AS: I think TOPs is not the right metric. There are actors that are trying to push TOPs as kind of the new horsepower metric, but it is very, very misleading. You know what, when people talk about TOPs, they really talk about deep learning TOPs. Even with deep learning TOPs, there are all sorts of details that are being emitted that doesn't include sparsity, it doesn't include the sparsity.
On the convolutional neural networks, there are now many new types of architectures of neural networks. Then there are many, many types of different workloads, which are not related to deep learning calculations. This is one of the strengths of Mobileye, in which, given all those years of experience of building these systems, of computer vision-based systems, and also the driving policy, we have the right combination of accelerators and CPUs to bring us to a point which is very, very efficient.

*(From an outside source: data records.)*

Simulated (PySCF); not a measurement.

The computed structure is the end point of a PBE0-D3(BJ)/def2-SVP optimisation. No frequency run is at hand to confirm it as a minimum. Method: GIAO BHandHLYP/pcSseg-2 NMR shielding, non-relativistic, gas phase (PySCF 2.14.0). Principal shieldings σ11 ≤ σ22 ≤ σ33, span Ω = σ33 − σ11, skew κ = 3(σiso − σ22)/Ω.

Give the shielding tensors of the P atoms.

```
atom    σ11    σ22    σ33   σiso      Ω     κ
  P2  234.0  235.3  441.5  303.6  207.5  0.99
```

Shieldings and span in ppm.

Now, it's not a new kind of a forward-looking thing. Take, for example, the Zeekr car I mentioned earlier. Already a few 1000s of vehicles have been shipped, and the functions are going to be updated over the air in the coming months, from basic driving aids to the full L2+ which provides an end-to-end capability of hands-free driving. It's not L3 or L4 yet, and you need the driver behind the steering wheel, but in terms of the capability, it's a full end-to-end hands-free driving. All of what we are showing in our unedited videos, about what this car can do, is with only 11 cameras and two EyeQ5 chips. Now it has only two EyeQ5 chips that are responsible for the entire perception of 11 cameras - this is lots and lots of compute camera processing. The cameras are 8 megapixel, so we're talking about lots and lots of data coming in to those two small EyeQ5 chips. ,But then you also have the driving policy, the planning, you know, in a self-driving system. You have sense, you have a plan, and you have to act, right? You have to do that the planning in compute. Planning is also a humongous amount of compute. If you look at competing solutions, we're able to do it on two chips, where each of them is 15 TOPs. So it tells you that TOPs is really not the right measure. You need to build a system on a chip that is sufficiently diverse, and you need to build the right algorithms that are purpose-built for the task. You have silicon vendors that are producing general-purpose chips and then they're only weak cores. To compete is try to define a new metric, which is this TOPs kind of horsepower metric. But life is much more nuanced than that.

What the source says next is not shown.